• “The challenge we face today is not lack of innovation. It is lack of alignment,” said H.E. Badr Jafar, calling for closer strategic collaboration between governments, philanthropy, and business.
  • The dialogue reinforced the UAE’s role as a global convenor for AI governance, advancing new partnership models to translate AI principles into scalable, real-world impact.

Dubai, UAE — Global leaders convened in Dubai today for the “Accelerating 5X AI Transformation Dialogue,” a high-level session on the opening day of the World Government Summit 2026 focused on translating AI principles into measurable, scalable impact.

The closed-door dialogue brought together senior decision-makers from governments, international organisations, and the private and philanthropic sectors to address a critical gap: while global AI investment now exceeds US$1.5 trillion, less than one percent is directed toward social impact, and more than 85 percent remains concentrated in high-income countries.

Opening the session, H.E. Badr Jafar, UAE Special Envoy for Business and Philanthropy, called for a fundamental shift in approach: “The challenge we face today is not a failure of innovation. It is a failure of alignment,” said H.E. Badr Jafar. “If AI is to become a tool for global convergence rather than a wedge for deeper inequality, we need a new operating model.”

H.E. Badr Jafar outlined the “AI Impact Flywheel” framework, which positions public policy as setting direction and guardrails, strategic philanthropy as absorbing early-stage risk and enabling experimentation, and business as providing the engine to scale solutions efficiently.

The dialogue reinforced the UAE’s distinctive approach to AI governance. Since identifying AI as a national priority in 2017, the UAE has embedded artificial intelligence within a broader institutional framework spanning policy, skills development, and long-term capacity building—an approach now being studied by governments worldwide.

“What stands out about the UAE is not just the scale of investment, but the way AI has been positioned institutionally,” said H.E. Badr Jafar. “Higher trust has translated into higher deployment. That correlation matters – because trust is not a soft issue in AI. It is the hardest constraint on adoption.”

Participants examined how cross-sector collaboration can accelerate AI adoption across five priority domains: health, learning, society, livability, and sustainability. Discussions underscored that while AI is already delivering gains in each area, regulatory frameworks, workforce readiness, and shared standards remain critical to scaling impact equitably.

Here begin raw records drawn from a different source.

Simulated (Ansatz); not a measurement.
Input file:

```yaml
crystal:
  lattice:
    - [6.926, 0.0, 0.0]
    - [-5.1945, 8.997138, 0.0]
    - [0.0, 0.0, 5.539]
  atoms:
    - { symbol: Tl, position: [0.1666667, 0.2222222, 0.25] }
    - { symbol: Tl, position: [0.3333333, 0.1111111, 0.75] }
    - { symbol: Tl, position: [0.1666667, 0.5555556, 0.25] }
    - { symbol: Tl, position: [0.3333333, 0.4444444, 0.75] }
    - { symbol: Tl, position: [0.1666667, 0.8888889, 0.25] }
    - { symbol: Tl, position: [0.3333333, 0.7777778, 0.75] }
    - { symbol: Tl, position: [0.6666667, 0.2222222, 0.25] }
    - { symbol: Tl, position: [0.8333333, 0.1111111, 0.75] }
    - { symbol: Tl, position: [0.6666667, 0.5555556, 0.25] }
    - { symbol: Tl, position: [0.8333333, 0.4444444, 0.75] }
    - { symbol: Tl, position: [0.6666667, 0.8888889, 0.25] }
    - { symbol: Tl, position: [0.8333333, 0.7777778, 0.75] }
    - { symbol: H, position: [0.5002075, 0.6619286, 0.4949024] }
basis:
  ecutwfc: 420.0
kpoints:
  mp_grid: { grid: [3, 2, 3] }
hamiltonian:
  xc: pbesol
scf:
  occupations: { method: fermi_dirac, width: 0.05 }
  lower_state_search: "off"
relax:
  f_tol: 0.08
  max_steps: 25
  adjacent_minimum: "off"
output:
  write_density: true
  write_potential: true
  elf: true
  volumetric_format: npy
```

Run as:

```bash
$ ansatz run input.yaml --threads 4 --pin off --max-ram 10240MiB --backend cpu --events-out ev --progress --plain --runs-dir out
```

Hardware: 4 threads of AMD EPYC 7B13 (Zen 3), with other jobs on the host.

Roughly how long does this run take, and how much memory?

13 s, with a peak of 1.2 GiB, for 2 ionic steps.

Concluding his remarks, H.E. Badr Jafar emphasised the UAE’s role as a venue for translating ambition into action: “AI is advancing faster than institutions are adapting. Without intentional leadership, it will amplify inequality. With coordinated action, it can accelerate inclusion at a scale we have never seen,” he said. “The UAE is where the world delivers.”

The World Government Summit 2026 continues over three days in Dubai, convening heads of state, ministers, and global experts to shape the future of governance across artificial intelligence, climate action, economic resilience, and human development.